How Many Images per Sequence?

GITNE · April 19, 2025, 4:23pm

In other words; is it better to upload a single sequence or multiple sequences for reconstruction? Which improves existing reconstruction results best?

Mapillary help says that sequences should be limited to 1,000 images. However, imho this limit is rather low and quite arbitrary, especially if you want to somewhat group your sequences into areas, like streets or neighborhoods etc. Things get even more limiting if you capture in video mode and want to make use of every frame. Say you capture in 25 fps then this makes 40 s long sequences. This is oddly short. I think, I know the technical reason for this 1k images soft limit — it has to do with OpenSfM’s RAM requirements — but imho it should not actually exist. In fact, if you think about it for a bit longer then there should be no image count nor storage size limits on sequences. OpenSfM should probably process images in a stream with multiple passes rather than in one huge RAM dataset, which with the advent of SSDs is totally acceptable (though a hardware JPEG decoding step would surely massively help in this scenario).

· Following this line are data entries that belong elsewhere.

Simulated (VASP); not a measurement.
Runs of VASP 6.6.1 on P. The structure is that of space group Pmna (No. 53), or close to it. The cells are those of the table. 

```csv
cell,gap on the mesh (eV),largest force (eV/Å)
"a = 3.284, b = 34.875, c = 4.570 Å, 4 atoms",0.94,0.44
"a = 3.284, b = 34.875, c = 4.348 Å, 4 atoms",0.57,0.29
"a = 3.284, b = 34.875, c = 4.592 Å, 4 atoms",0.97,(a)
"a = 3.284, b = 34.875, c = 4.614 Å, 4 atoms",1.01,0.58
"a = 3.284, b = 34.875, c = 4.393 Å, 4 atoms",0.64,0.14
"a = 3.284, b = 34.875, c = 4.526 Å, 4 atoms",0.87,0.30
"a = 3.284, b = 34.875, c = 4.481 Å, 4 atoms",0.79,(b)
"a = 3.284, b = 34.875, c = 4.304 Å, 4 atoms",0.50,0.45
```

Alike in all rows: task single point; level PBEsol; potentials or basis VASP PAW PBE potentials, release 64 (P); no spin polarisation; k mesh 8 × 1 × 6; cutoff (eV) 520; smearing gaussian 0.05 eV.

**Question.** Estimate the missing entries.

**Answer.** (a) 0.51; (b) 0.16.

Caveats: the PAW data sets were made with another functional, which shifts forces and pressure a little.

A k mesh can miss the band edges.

Furthermore, it looks to me like OpenSfM chops up a sequence in bundles of 30 or so of chronologically ordered images, reconstructs these into bundles, and then tries to reconstruct the bundles to each other. It works but it seems to me like this may be the RAM limiting factor. Why not reconstruct following a binary tree; search for best overlapping (reconstructed) image pairs (into tuple-bundles) and then reconstruct tuples into quad-tuples (pairs of pairs), and so on?

I am asking because something tells me that as things are right now it would be best to upload 1 (or maybe 2) image sequences for best results.

Anyhow, maybe I am completely confused and do not know what I am talking about. So, it would be nice if you could share some insight in all of this. Thanks!

bob3bob3 · April 20, 2025, 7:40pm

I don’t give any thought to the end use when creating sequence splits.

I upload 2FPS BlackVue vids and more or less a continuous stream of (left pointing) images from 2 phones only at 3-38kph. They work out at around 0.5 to 2FPS and are not synchronous. (One uses Wifi and is a lot slower than the other’s USB connection)

The BlackVue vids are always 1 sequence per minute/file, so end up with about 120 images per. (It use to misses 5 images odd due to the NMEA data in the file being offset by 2-3 seconds. Most of my older uploads are 117/118 frames.)

The phone based images can breach the 500 frame sequence limit and split, but not often. I remove a stack of bad (eg sun in lens or blurred) or private frames (eg fronts of houses/homes where no other useful mapping features are in view) manually before running the tools.

For me the biggest factors are associated with time and cost of upload. Australia has a low population density compared to ROW, making for weaker cell signals and higher cost. The average cell phone system design really wants to see a base site within maybe 3-5km, yet I regularly upload at 10-12km consuming a lot of battery/solar energy to do so.

This is all not very relevant to your post of course, but my view is that after the server “could” adjust lat/lon/dir/fov for errors and break for date/time shifts, it would be possible to do anything in reconstructing. ie a sequence is only handy as an error reduction method and a way to reduce processing/CPU time. Multiple frames (sequence agnostic) will eventually be used. Might take a year to get there though!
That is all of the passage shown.